By far the most invented nationality of all, complete with the most artificially created state of all, is of course the American identity claimed by the United States. Newt did not reflect on this before his bigoted tirade - but America was created through a combination of colonisation, bribery and bloody conquest in terms of its territories and though the gradual and far from easy or completed amalgamation of scores of different ethnicities, destroying the cultural distinctiveness of its component parts far more completely than any other empire in history. And all in the last two and a bit centuries - the Palestinians, by contrast, can better that history by over a thousand years.

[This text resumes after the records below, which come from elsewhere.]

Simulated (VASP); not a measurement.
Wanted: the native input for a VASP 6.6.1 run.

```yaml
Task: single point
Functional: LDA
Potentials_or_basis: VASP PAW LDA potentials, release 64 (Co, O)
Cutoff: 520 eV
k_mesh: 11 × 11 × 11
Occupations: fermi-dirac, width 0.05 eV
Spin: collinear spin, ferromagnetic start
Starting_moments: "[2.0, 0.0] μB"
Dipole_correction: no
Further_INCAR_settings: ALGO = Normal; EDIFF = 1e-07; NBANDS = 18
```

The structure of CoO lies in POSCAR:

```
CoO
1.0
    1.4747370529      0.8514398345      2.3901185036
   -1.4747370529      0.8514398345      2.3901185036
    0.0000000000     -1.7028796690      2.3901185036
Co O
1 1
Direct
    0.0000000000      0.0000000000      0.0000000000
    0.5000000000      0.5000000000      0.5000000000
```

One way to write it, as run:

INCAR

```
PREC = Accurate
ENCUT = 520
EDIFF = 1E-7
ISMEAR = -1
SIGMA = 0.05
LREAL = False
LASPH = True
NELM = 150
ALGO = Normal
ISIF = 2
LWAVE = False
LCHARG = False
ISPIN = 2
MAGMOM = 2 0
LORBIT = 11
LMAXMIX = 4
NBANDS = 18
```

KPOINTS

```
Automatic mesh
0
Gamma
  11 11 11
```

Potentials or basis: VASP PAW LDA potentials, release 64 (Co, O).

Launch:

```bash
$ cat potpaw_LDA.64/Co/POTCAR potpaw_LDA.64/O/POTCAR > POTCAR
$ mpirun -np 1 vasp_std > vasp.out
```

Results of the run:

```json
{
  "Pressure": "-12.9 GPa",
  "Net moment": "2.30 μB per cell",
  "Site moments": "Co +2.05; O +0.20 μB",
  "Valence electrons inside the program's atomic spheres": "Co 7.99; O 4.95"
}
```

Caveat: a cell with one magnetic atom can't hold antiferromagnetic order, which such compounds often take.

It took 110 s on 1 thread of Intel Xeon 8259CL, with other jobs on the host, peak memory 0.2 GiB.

So, if Palestine has no right to exist, why does America have any right to exist either?

The people who calls themselves Palestinians are the same people who have lived in the area of Palestine for over fourteen centuries. For much of that time, they did not have their own state because they were part of larger empires, latterly the Ottoman Turkish Empire which collapsed at the end of the First World War. Palestine was then transferred to be a mandate of the British Empire and it was at this stage that the Balfour Declaration decided that Palestine could provide a homeland for Jewish people from other parts of the world. Many Jews had of course lived in the area for centuries alongside their Muslim and Christian neighbours, mostly in peace. But driven by the dreadful victimisation of the Nazi Holocaust, anti-semitism among Europeans, and in many cases their own religious fervour, since 1945, millions of other Jews from elsewhere in the world have emigrated to Israel, driving out Palestinian people who had lived there for centuries. And this was done on the spurious basis that their Jewish ancestors had lived there even earlier.

Quite aside from the debate about how far back in history you can go to raise grievances, there is of course a lie peddled by the West, that the blood thirsty Muslim Arabs seized Israel and drove out the Jews and that the Christian Crusaders then made common cause with the Jews to retake the Holy Lands - and that their failure to do so was only put right by the creation of the State of Israel in 1948. Many American evangelicals even send donations to Israel today in this belief.

But the truth could not be further away - the Jewish disapora from the Roman province of Palestina began in the second century, driven by both the persecution and the opportunities provided by the then pagan Roman Empire. When the Muslim Arabs arrived in the area five centuries later, they were welcomed by Jews and dissident Christians as liberators from the increasingly monotheistic totalitarianism of the Christian Byzantine Empire. A whole five hundred years later, when the Crusaders turned up and briefly captured Jerusalem, the Warriors of the Cross of Jesus indiscriminately slaughtered the Jews, "heretic" Christians and Muslims who had jointly defended the city. It was one of the greatest massacres in recorded history. (Notably, when the Muslims retook the city a century later, exiled Jews flocked back to live there in peace and prosperity.)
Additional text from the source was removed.